The Hanka Homestead Finnish Museum is located on its original site in Askel, Michigan and was homesteaded in 1896 by the Finnish immigrant family headed by Herman Hanka. The farm is a eight-building, 40 acre outdoor/opendoor museum that tells the story of how immigrant families, using their skills, knowledge, and background, were able to survive and thrive in the wilderness of the Upper Peninsula of Michigan despite setbacks and minimal resources. In a world where most people are far removed from their historical foundations, it provides a window into what people had to do to make a life for them, and enriches our understanding of the lives of many of our forebears.
The Homestead relates the story of how events at a national level (the Homestead Act of 1862) affected the lives and opportunities available for ordinary people of many nationalities, in this instance the Finnish immigrant family of Herman Hanka. The Hanka story also tells about the connection between the copper mines, the miners and the conditions in the mines, and what happened to those miners who were injured on the job.
The Hanka Homestead was restored beginning in the early 1980's by volunteers under the leadership of Superior Restorations, Alan Pape, President; all of whom had the insight to realize that this “diamond in the rough” would be invaluable for informing future generations of life and living conditions in the era of the 1920’s.

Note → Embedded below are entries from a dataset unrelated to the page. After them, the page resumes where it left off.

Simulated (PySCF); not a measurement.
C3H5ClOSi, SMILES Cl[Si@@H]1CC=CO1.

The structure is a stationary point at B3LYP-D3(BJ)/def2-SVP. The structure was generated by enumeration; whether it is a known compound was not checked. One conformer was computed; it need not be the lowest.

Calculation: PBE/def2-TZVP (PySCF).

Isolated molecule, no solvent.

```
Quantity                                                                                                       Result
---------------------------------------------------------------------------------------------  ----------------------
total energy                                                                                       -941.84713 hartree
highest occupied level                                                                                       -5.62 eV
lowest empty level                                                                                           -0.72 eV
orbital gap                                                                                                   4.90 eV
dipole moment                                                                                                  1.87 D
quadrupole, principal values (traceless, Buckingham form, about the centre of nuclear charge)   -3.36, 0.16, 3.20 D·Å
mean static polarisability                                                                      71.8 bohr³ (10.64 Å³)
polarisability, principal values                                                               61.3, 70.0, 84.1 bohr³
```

The museum opened to the public in 1985 and is a cooperating Heritage Site of the Keweenaw National Historical Park. In addition, it was listed on the National Register of Historic Places in 1983. This Homestead is one of the few historical sites in the state that has been restored on the original location with many of its original artifacts.
The museum is owned and operated by the all-volunteer Hanka Homestead Association.